Take a Hilbert space comprising of all square-integrable functions.
If we demand that each permissible function must have a decomposition in the Hamiltonian eigenbasis, does this ban some functions that were previously allowed in this Hilbert space?
I'm asking this because the Hamiltonian eigenbasis is usually discrete. I'm not convinced that every square-integrable function is producible by combining the eigenvectors linearly. It's like we have "too few" eigenvectors.
Take another situation where we discretise the eigenvectors. If we demand that each wave-function must have a discrete Fourier series expansion, then we ban non-periodic wave-functions.
I was also thinking the same about other operators like Spin, Angular momentum, etc. For quantum mechanics to work, we demand that each allowed wave-function must be expressible as a linear combination of the eigenvectors of each of these operators.

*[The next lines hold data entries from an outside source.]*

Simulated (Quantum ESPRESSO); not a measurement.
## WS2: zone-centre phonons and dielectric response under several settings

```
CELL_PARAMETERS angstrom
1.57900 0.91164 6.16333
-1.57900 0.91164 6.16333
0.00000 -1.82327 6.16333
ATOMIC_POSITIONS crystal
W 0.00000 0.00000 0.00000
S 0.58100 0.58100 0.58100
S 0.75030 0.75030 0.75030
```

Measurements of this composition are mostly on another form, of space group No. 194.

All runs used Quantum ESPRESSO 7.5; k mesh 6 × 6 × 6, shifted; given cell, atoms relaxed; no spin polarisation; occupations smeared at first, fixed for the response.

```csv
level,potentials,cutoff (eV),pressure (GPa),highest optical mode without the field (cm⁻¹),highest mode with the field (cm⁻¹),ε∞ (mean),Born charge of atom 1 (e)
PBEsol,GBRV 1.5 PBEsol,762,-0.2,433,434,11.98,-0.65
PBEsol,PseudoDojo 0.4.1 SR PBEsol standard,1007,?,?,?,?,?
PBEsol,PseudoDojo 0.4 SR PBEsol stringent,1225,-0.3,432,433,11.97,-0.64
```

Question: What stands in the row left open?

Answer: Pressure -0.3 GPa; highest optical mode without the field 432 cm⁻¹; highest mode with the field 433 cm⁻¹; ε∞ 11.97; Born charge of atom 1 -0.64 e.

For instance, for particles with spin, is every square-integrable wave-function of the form $\psi (x,y,z,s)$ allowed?
Best Answer
It does not imply any restriction on the admissible vectors in the Hilbert space. Every vector in a Hilbert space is a (generally infinite) superposition of eigenvectors of a selfadjoint operator with pure point spectrum. If a Hamiltonian, or every other operator, like a component of the angular momentum, has pure point spectrum this is the case.
Yes, it is allowed. Actually you need $2S+1$ such wavefunctions if the spin is $S$ and the integer $s$ varies from $-S$ to $S$.